26.In Myriad, Gageler and Nettle JJ. stressed the importance of having regard to the substance of the claimed invention, not simply the form of the claim. [144]:-
“Whatever words have been used, the matter must be looked at as one of substance and effect must be given to the true nature of the claim.”
27.The principle of identifying the substance of the invention when determining whether a computer implemented method is patentable was discussed in multiple decisions. For instance, Commissioner of Patents v RPL Central Pty. Ltd. [2015] FCAFC 177 (“RPL”) at [96] – [98] :
“A claimed invention must be examined to ascertain whether it is in substance a scheme or plan or whether it can broadly be described as an improvement in computer technology. The basis for the analysis starts with the fact that a business method, or mere scheme, is not, per se, patentable. The fact that it is a scheme or business method does not exclude it from properly being the subject of letters patent, but it must be more than that. There must be more than an abstract idea; it must involve the creation of an artificial state of affairs where the computer is integral to the invention, rather than a mere tool in which the invention is performed. Where the claimed invention is to a computerised business method, the invention must lie in that computerisation. It is not a patentable invention simply to ‘put’ a business method ‘into’ a computer to implement the business method using the computer for its well- known and understood functions.
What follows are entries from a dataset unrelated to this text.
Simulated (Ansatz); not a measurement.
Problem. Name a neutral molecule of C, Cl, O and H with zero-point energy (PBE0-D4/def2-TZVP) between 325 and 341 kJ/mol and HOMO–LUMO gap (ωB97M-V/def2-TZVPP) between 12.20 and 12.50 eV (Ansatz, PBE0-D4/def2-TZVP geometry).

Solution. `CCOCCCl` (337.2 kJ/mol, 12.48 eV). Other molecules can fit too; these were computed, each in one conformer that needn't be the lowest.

Is the mere implementation of an abstract idea in a well-known machine sufficient to render patentable subject matter? Is the artificial effect that arises, because information is stored in RAM and there is communication over the Internet or wifi, sufficient? Does any physical effect give rise to a manner of manufacture? Are the mere presence of an artificial effect and economic utility, without more, sufficient to determine manner of manufacture?
It is not a question of stating precise guidelines but of deciding, in each case, whether the claimed invention, as a matter of substance not form, is properly the subject of a patent.”
28.RPL went further with regard to the role the computer plays stating [107]:
“Simply putting a business method or scheme into a computer is not patentable unless there is an invention in the way in which the computer carries out the scheme or method.”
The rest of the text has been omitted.